There's power in stories.But power can be deadly.
Detective Cora Gorderheim is a detective no longer. Stripped of her badge by the corrupt chief inspector, Cora's job now is to protect her sister, Ruth, the new Wayward storyteller.
Ruth must tell her tale of the Tear widening if people are to know the truth of what's happening in the Union of Realms. But Lowlander Chambers Morton wants the Wayward to change their election story, and will stop at nothing to achieve this – including murder.
Keeping Ruth alive in Fenest is hard enough, but when the sisters set sail for West Perlanse the dangers come thick and fast. And slowly Cora realizes she must make a terrible choice: her sister's life, or the future of the Union.

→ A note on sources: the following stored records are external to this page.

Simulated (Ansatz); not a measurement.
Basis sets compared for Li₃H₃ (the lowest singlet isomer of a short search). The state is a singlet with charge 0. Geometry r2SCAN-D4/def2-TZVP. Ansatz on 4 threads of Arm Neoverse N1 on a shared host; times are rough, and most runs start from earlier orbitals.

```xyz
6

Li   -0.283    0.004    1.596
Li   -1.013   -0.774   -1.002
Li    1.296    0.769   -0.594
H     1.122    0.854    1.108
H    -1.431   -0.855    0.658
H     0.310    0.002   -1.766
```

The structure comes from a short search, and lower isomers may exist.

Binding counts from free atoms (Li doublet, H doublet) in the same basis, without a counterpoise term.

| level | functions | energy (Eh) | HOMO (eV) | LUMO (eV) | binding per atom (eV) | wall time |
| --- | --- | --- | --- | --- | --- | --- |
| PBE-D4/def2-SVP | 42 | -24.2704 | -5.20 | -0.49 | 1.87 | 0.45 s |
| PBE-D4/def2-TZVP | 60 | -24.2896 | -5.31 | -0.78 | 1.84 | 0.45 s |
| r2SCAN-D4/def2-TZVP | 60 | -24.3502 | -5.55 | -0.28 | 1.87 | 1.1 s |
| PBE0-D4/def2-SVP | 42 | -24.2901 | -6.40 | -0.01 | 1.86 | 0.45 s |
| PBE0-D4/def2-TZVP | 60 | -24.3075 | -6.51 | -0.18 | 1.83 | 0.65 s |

'Melding noir with the fantasy genre, this is a rather clever read, one which feels especially prescient for our reality' SCIFINOW
Available on NetGalley
Average rating from 26 members
Well here we are, the final chapter in the Tales of Fenest. And what a final chapter! I have been eagerly awaiting these last two election stories - and the continuation of Cora’s own story - and I was not disappointed. After the developments at the end of Stitcher, I was intrigued to see where the plot would go, and just what it was about the Wayward story that deemed it so dangerous. Storytelling is the foundation of the nation, but also of this trilogy, and Farewell to the Liar ramps this up a notch. In a place where elections are fought and won on stories, stories hold power, yes, but there’s more to power than political control (though it may not seem like it a lot of the time…). Even as the stories throughout the trilogy ruminate on destruction and preservation, looking back and looking forwards, they also linger on humanity, its hopes and fears, and its capacity to navigate conflict. As Cora’s eyes are opened to what’s really going on in the South, and to the machinations of the Commission, she has her own decisions to make, and it was fascinating to watch her have to juggle the conflict of head and heart. There are so many layers that make up Cora Gorderheim, that she is a deeply captivating character, flaws and all. Beneath all the smoke, there may well be a heart of (slightly tarnished, perhaps) gold, but, most compelling for me is how she both embodies the conflict between pragmatism and idealism as a creation, and grapples with it as a character. As with the previous two books, I couldn’t help but get pulled into the allegories and turn my mind to our own times - especially in the wake of the last year or so - and the ecological, political, and social contexts in which we live: are we resigned to apathetic acceptance, or is the hope of an optimistic future enough to get us there? Brilliantly imagined and incredibly thought-provoking, this trilogy is one which I am sure I will return to again and again; the suspenseful mystery is absorbing, the characters are imbued with such an essence of humanity that they sing with realism, and the world-building is so rich that part of me wouldn’t mind spending a little time there myself (maybe a few years prior to the events of the trilogy, though…). An absolutely cracking read.
I really enjoyed this final instalment to the trilogy, it was well written, the characters were well developed and the world building was excellent with vivid descriptions of areas such as the Lowlands, the Rusting Mountains and so forth. I loved the different points of views within the narrative as well as the story within a story element that is a recurring theme throughout the whole trilogy. I would definitely recommend.
What a great conclusion to an excellent trilogy! When I got this ARC, I didn't actually know that this was part of a trilogy, I just thought it sounded it interesting. I quickly realised and went and bought the first two books. The whole series has been fantastic, and one of the things I really enjoyed about these books were the stories within the story. As each storyteller took their turn, it was great to see how you would vote yourself for the story they were telling to the Audience. I really liked the world building in this. The different areas like the Tear, the Rusting Mountains, the Lowlands, etc., plus the Swaying Audience of 50 gods who listen to the stories of the people that you tell them throughout your life. It was just an interesting religious based system that I felt was really well done. I liked the characters. Cora isn't perfect, and she makes mistakes. She holds on to things from the past and allows that to cloud her judgment about things, but she also shows development. Sometimes, with a trilogy or series, the ending can be disappointing, but I was really pleased with how this one ended. I definitely recommend it.
When I got this ARC I had no idea that it was part of a trilogy, I honestly just wanted to read it because it sounded really interesting. The whole series is really great and this book provides an excellent conclusion to the overall story. Farewell to the Liar has really excellent world building and all of the locales are really neat. The characters are also great and display excellent personal growth and development. Overall, it's a really pleasing read.